By Jill Cliburn
Of course the answer is yes. While in some locations, community solar is nearing its useful life as a simple wake-up call for utilities to look at solar, that hardly the case everywhere. Moreover, community solar can help take care of particular needs that are daunting for most utilities to serve. And it can add much-needed load management and resilience value to the local system. I may have said this before, but the examples just keep coming—and getting better.
In terms of addressing difficult community needs, the potential for community solar to serve low- to moderate-income customer needs is striking. The opportunity to lock in lower energy prices or to leverage benefits like improved housing options, equity and jobs development for under-served communities can be a game-changer. Check out the winners of the US DOE Solar in Your Community Challenge, just announced. That national multi-year program drew participants from communities nationwide. DOE called out 17 award-winners, which take the familiar model for community solar and adapt it—or reinvent it—to overcome policy, market and economic hurdles. These programs are compatible with increasing renewables in the overall utility portfolio, while drawing out the particular benefits that local, strategic program designs can deliver.
The days when PV for low-income communities amounted to a photo-op are over. Challenge winners are aimed at replication, scaling up to MW or tens of MW and backed by financing partners ranging from banks, to corporate co-sponsors, to an emerging field of impact investors. One winning project is was submitted by the Kerrville, TX, rural electric cooperative, implementing solar PPAs for four projects on land leased from local nonprofits. The potential for national replication is obvious. While large, centralized renewable energy projects should represent the bulk of utility portfolios in coming years, there is plenty of room for local solar resources that deliver important, though harder-to-monetize benefits.
That does include solar-plus-storage. The Challenge program saw at least one notable solar-plus design—a project designed for resilience and submitted by the Blue Lake Rancheria, an indigenous community in California.
Though it would be a trailblazer, the Minnesota Power project with Grand Rapids would not be the first community solar plus project in the US. We know of several community solar projects that use storage and more that are underway. Usually the storage is a utility-provided companion that “sweetens” a customer-supported solar project. One early example that approached this model was completed by Austin Energy a few years ago. Another, following a model very similar to the one proposed for Grand Rapids, is fully subscribed and saving hundreds of thousands of dollars in demand charges at the Sterling, MA, municipal utility.

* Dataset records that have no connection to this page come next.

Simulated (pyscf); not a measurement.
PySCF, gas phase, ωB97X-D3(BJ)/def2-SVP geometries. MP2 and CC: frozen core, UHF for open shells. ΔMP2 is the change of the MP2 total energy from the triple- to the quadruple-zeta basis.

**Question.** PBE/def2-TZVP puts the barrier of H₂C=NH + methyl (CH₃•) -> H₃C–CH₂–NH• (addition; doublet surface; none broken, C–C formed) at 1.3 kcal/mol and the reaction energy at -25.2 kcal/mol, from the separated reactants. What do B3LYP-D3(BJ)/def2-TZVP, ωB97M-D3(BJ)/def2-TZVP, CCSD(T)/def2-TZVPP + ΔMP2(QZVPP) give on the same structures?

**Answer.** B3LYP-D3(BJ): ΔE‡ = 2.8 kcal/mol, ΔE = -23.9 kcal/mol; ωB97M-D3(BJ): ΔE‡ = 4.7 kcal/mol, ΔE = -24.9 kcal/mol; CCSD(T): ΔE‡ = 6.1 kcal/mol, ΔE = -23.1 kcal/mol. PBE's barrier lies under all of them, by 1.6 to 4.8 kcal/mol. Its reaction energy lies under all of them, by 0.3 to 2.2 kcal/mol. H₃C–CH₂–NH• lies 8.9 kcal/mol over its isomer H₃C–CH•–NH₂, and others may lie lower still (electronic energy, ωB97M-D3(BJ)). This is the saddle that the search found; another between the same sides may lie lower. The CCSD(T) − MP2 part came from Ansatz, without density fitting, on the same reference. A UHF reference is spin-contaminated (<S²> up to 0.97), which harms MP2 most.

We spoke at the Peak Load Management Alliance Conference in Minneapolis this week, addressing not only the option of solar-plus battery storage, but also the opportunity for community solar to pair up with other, customer-side load management strategies. We considered the easy case—for a locally controlled utility—and the challenges of doing that in a market where legislation requires community solar to be administered by a non-utility entity. In the latter case (envisioned in proposed community solar legislation for New Mexico among other places), the community solar developer might receive some incentive to work with the utility, in the interest of co-locating a battery with the community solar project.
The opportunities for transforming solar kWh from “plain vanilla” to “Cherry Garcia” (or whatever your favorite premium-value flavor might be!) are emerging fast. The benefits are technically appealing and appealing to customers, who remain at the very center of any effort to decarbonize and sustain reliable, 21st Century electric service.